It's nice to see such optimism yet I have to (hopefully respectfully) criticize ...

haberman · on March 16, 2011

> They might be wrong too but if you're going to call them wrong, perhaps you should first take the time to figure why they do what they do first.

Right back at'cha. You have criticized my approach without understanding it.

> Specifically, two programs that parse the same grammar would likely need to do different things at different times in the parsing process. [...] But any "general purpose" parser library more or less has taken the code and fully compile it - turn it into an AST or the equivalent and then let the programmer deal with the results

Actually, that's not what Gazelle does. If that were the best you could do, I'd agree with you.

At its lowest layer, Gazelle offers event-based parsing. It's like SAX, where the approach you have described is like DOM.

The way you would remove a single "i" tag from a string is by registering a callback that gets called when "i" is encountered, and another callback that gets called when the corresponding closing tag is encountered.

And once I've optimized Gazelle to generate really fast machine code, I doubt your "single loop" is going to beat me. For example, did you know that with SSE you can do 16 byte-wise compares in a single instruction? Are you going to put SSE instructions in your "single loop"?

Finally, your "single loop" is probably not going to correctly handle the case where the "i" tag is inside a CDATA section, and is therefore not actually an "i" tag at all. This is the biggest problem with ad hoc parsers -- nobody seems to realize how incomplete/buggy they are.

> Wait! People write programs manually too instead of automatic program constructors. It might be OK.

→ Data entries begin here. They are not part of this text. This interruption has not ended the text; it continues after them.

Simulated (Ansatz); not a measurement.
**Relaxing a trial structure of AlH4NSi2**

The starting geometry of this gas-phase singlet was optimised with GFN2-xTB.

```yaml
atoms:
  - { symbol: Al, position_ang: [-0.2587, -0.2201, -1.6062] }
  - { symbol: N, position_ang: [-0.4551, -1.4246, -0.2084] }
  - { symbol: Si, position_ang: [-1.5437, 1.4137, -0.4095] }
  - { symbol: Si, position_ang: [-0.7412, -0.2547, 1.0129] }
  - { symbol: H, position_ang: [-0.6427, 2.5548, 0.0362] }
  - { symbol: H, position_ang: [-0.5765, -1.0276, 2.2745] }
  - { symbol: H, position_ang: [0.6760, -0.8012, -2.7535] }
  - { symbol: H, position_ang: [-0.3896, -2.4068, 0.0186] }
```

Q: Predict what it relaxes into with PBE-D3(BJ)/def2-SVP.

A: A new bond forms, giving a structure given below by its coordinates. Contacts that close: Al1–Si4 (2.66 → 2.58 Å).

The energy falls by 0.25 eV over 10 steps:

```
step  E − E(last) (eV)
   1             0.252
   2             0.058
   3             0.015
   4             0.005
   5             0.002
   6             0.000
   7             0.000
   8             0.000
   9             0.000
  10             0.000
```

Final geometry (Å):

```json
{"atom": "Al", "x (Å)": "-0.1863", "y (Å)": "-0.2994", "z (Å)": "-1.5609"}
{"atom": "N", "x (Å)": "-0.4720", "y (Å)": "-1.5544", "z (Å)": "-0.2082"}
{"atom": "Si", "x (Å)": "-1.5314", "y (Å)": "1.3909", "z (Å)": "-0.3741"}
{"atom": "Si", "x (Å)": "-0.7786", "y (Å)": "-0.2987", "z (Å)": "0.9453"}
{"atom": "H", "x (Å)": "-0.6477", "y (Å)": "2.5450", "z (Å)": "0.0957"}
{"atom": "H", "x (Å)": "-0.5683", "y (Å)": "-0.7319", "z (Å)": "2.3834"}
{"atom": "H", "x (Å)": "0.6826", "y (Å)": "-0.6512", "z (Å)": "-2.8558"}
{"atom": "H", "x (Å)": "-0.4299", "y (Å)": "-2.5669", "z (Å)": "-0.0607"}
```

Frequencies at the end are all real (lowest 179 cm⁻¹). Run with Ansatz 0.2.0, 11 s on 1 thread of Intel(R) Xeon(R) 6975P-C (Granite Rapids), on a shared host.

I think a better analogy would be: you would know C compilers weren't good enough if people were always writing in assembly instead. Writing a parser manually instead of using an abstraction like a CFG is like writing in assembly language.

beza1e1 · on March 16, 2011

> Just consider. The simple way of removing a single "i" tag from strings like "<i>help me</i> he said" is never going to be "load XML parser, issue commands, close XML parser". A single loop removing the offending character is going to beat this "algorithm" a thousand times over. Manual parser generation more or less allows you to boil down your parser to this.

However, the parser-way might enable you code to handle tricky XML stuff. E.g. namespaces: "<html:i>help me</html:i>".

joe_the_user · on March 16, 2011

Either can be useful depending on the situation.

A just-in-time compiler would be able to do the quick loop also if this loop ran somewhat frequently.

The point is each of these approaches makes sense in a given context and so you can't say that any of them are relative "hacks" or "stone-age" or whatever.

I could imagine a future language/system that would allow a few XML-parser commands on a line to be translated into a single loop. But we aren't there yet - the solution isn't in just algorithms but the whole development. Haberman's "program" of improving parsing is noble. The problem is he's articulated as simply bolting algorithms in and you need more than that (ie, you need a language that can lots of compile-time futzing about).

alexk7 · on March 16, 2011

Visual Studio is very often confused at edit-time. The parser should not be more forgiving, it should just remember the parts that once were correct but are now invalidated by further edits. That way, updates that keep local correctness would continue to work even if some parts prevented the correct parsing of the whole file.